A few minutes later Mac Miller discovered that it was indeed Protanto's turn. The striking bay 4-year-old son of Native Dancer and the Tom Fool mare Foolish One, who was among the favorites for the 1970 Kentucky Derby before he injured an ankle, won for only the seventh time in a 40-race career, beating long shot Peace Corps (who has won only six races himself) by a head. It was, for that matter, Protanto's sole win in 15 starts this season. The fact that his earnings over three seasons now total an impressive $269,827 is hardly any assurance in this topsy-turvy year that he will win next time out—or ever again—for his owner, the widow of the late Charles Engelhard.

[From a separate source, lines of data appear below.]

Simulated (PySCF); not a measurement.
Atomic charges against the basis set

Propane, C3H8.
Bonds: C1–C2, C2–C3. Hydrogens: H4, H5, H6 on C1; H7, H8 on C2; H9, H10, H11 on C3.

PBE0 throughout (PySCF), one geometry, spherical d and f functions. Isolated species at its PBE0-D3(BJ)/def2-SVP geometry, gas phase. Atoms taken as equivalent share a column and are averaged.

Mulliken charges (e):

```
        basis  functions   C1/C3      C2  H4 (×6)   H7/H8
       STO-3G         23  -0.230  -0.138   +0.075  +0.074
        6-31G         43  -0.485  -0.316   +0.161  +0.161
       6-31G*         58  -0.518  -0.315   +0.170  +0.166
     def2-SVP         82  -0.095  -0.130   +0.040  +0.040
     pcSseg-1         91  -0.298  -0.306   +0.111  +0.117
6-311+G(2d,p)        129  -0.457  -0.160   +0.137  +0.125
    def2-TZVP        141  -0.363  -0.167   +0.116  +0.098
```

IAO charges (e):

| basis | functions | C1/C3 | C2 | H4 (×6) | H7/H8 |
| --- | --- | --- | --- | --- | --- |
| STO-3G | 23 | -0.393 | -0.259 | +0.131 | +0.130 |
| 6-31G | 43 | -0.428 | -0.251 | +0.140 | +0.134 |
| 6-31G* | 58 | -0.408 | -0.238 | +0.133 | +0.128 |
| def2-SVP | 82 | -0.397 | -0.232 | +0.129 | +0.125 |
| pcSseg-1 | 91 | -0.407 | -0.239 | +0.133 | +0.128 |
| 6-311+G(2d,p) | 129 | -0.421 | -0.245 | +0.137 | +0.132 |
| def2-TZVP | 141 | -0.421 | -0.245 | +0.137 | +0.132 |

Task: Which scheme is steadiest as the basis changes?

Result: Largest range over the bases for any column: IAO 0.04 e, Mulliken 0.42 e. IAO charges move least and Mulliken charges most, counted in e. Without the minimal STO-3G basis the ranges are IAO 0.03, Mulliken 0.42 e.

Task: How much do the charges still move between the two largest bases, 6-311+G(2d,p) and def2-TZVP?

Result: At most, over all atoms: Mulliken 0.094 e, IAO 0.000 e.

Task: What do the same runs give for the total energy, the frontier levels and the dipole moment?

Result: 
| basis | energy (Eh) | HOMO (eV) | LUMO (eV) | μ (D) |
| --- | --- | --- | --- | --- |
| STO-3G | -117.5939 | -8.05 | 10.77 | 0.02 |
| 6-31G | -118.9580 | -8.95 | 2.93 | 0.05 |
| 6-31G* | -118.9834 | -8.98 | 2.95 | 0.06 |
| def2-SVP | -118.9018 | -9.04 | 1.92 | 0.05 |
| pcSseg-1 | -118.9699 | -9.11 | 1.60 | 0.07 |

"Even if he kept frustrating us forever, which he does most of the time anyway," Miller said on the way to a victory drink, "you've got to keep faith in this sort of animal because he's so superbly bred. If he can't do us any more good on the track, at least we can always hope that he'll make up for it at stud."

But stud, of course, is the ultimate game of mixed doubles in sports, and most breeders subscribe to the theory that even a colt as well-bred as Protanto—or a Buckpasser, Arts and Letters or Nijinsky—is not going to have as much influence on the offspring as the broodmare will. As the old saying goes: Upon the quality of the mares depends the success of the stud.

Exactly the sort of quality mare he had in mind was the only one in the Whitney. Five-year-old Shuvee is a big (16 hands, two inches), heavy-boned, plain-headed, equine Amazon who will not let the boys push her around. In her most stunning performance she beat an otherwise all-male field in the two-mile Jockey Club Gold Cup last fall—a feat no mare has ever pulled off. She is now 28th on the money-winning list for all horses, with $775,358 in 39 starts, and she will surely pass Cicada, who earned $783,674, and become the top money-winning mare of all time before she retires. Nobody would be the slightest bit surprised to see Shuvee take her second straight Gold Cup this fall.

"That would be the icing on the cake," says 42-year-old Mike Freeman, who trains Shuvee for her Virginia owners, Mr. and Mrs. Whitney Stone. "I never expect to have another mare like her. The only trouble is, now that she's closing out her career, I realize after four years that I've finally just begun to figure her out."

The bettors couldn't figure her out last Saturday. Shuvee, ridden by Ron Turcotte, went off a slight favorite, but she had to break from post position No. 13 and was forced wide most of the way. Still, working gamely as always, she barreled from far back to take third place, beaten only slightly more than three lengths at the mile and an eighth. Those who finished behind Shuvee included the Metropolitan Handicap winner Tunex, the Excelsior Handicap winner Loud, the Widener winner True North, the Suburban Handicap winner Twice Worthy, the Brooklyn Handicap winner Never Bow. The only two horses that did beat Shuvee had four-and seven-pound weight advantages over her on the scales.

Shuvee is far from being the first race mare to put the colts in their place, and she even has company in that class this year. The 5-year-old mare Drum Top may be the best grass runner in the country, Manta is a handicap standout in California and Turkish Trousers may be the best 3-year-old on the Coast. And Ogden Phipps" undefeated Numbered Account could prove to be the best 2-year-old of either sex. Filly Lib is nothing new. Racing has always provided an arena where a female can prove her superiority over the other sex.

The girls may even do better abroad. As Trainer Horatio Luro notes, "Before filly and mare programs were so well established in this country, a good mare had no place to run if she didn't race against a colt. In France this is still often the case, and why female horses run so often against males—and beat them so often even in the classics."

In selecting broodmares, breeders seek the ideal—a mare who has impeccable bloodlines and has won at the races, too. Since the ideal is so seldom found, nearly everyone must settle for a compromise, and there is hardly any agreement about which aspect to value most. The range of theories goes all the way from the Italian Tesio's—who required that his mares have good conformations, good pedigrees and be stakes winners—to the late Aly Khan's, who maintained, in effect, that if a mare is well-bred herself, then breed her, even if she looks like a giraffe.